In terms of card advantage, this deck looks in some ways great and in some ways awful; for example, there are quite a few spells that cause your opponent to discard cards, but none of them are very focused. Burning Inquiry does not generate card advantage, and Mind Rot and Blightning both allow your opponent to choose which cards to bin. There are some excellent card drawing spells, but they all cost you life points- a considerable and uncontrollable amount in the case of Dark Tutelage!
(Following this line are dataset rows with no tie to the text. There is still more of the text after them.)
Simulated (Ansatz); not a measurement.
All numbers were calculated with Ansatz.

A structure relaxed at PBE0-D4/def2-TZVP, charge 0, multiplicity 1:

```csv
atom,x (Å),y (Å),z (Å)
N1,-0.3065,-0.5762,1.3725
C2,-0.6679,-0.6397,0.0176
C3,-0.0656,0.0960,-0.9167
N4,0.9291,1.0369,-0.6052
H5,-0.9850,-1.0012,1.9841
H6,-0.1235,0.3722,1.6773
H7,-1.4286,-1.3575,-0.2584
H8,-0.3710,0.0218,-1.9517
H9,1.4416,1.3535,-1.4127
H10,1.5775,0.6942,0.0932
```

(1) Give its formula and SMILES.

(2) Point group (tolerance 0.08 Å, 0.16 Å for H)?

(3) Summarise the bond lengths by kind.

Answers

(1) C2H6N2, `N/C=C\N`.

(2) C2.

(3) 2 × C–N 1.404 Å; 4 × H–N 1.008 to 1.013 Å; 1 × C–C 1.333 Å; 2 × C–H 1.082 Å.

I think there are essentially three problems here; as Jacob pointed out, it’s not great that the deck wants to cast the enchantments first and the discard spells later, since negative card advantage is most powerful early in the game. The second, related, problem is that it’s not interactive enough; it offers your opponent too much time to set up his board unmolested. Lastly, notice that there are plenty of cards that use your life total as a resource and not enough that replenish it.

The first thing I noticed about this deck is that there’s no Duress or Inquisition of Kozilek present at all; this seems like a bad idea to me, since they are both excellent cards, albeit more useful in some situations than others. They are excellent early on for pulling cards out of your opponent’s hand that he might have used to prevent you from winning, or to end the game himself before you can get going. Given that control seems to be quite a popular archetype at the moment, using your first turn to take away your opponent’s cheapest counter spell to clear the way for a Turn 2 Lilianas Caress seems like a good strategy. Later in the game when your enchantments are in play, they are admittedly less efficient at dealing damage than Burning Inquiry, but look at it like this; Burning Inquiry does virtually nothing in the early game, then 6 damage per enchantment. Duress and Inquisition, by contrast, do something extremely important in the early game, and deal two damage per enchantment later on. I think swapping at least two of the Inquiries for Duress or Inquisition is a viable move, but it does mean the total points of damage the deck can do is lowered, so we’ll need to make them up elsewhere.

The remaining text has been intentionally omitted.